These are the voters of Rick Perlstein's book Nixonland, always looking for someone -- LBJ in '64 or Nixon in '72, both of whom won landslide victories -- who seems able to keep social disruption at bay. They're incredibly naive, and of course they're eventually frustrated.

This rebuts Tom Friedman because what he seeks is a messiah-president who

will talk about education reform, without worrying about offending unions; financial reform, without worrying about losing donations from Wall Street; corporate tax reductions to stimulate jobs, without worrying about offending the far left; energy and climate reform, without worrying about offending the far right and coal-state Democrats; and proper health care reform, without worrying about offending insurers and drug companies.

Sure, voters will vote for a candidate who promises to pursue an agenda like this (see: Obama, Barack, campaign of 2008). But as soon as that person actually tries to pursue such an agenda legislatively, the powerful fat cats whose oxen would be gored by the news laws stir up chaos in Congress. And the Nixonland independents just conclude that Congress is being childish.

*****

I think Bai's analysis explains a lot of things.

It explains why Republicans aren't being punished for obstructionism -- these voters just want someone who can wave a wand and make obstructionism stop, just the way they wish someone could make loud public cellphone talkers just go away.

It explains why a guy like Alan Grayson doesn't seem able to succeed with what seems to be a pretty good left-wing imitation of a right-wing bomb-thrower. The difference is, the crazy wingnuts, in between inflammatory remarks, talk constantly of restoration -- societal restoration, constitutional restoration. Angry righty voters respond to the rage -- but centrists respond to the (implausible) promise that the unpleasantness will all go away.

And it explains why Democrats are really crazy not to invoke FDR very much (in fact, they hardly seem to do it at all). If Democrats mentioned FDR once in a while, they could invoke "freedom from fear" and similar notions and they could talk about new legislation -- say, the health care bill -- as part of a project of restoration.

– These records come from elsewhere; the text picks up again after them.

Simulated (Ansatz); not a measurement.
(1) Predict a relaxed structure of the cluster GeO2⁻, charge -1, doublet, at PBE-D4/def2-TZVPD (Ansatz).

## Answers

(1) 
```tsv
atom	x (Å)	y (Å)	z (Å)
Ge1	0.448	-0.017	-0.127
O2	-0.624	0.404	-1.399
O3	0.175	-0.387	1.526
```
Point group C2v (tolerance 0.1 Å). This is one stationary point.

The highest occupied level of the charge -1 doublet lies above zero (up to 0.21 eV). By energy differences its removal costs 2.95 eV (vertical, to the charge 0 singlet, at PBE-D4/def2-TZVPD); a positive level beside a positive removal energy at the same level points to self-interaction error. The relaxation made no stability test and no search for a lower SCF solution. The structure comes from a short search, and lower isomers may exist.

One last point: if Republicans take control of the government after the 2012 elections, we should raise hell -- if only because independents, if they're true to form, ought to blame any unrest on the GOP. (I think these indies responded to our agitation against the Iraq war for all those years -- ending the war by voting Democratic may have seemed to independents like a way to achieve stability.) Alas, we know Democratic pols will do just the opposite. They'll make nice. They'll compromise.

And that could keep Republicans in power a long time.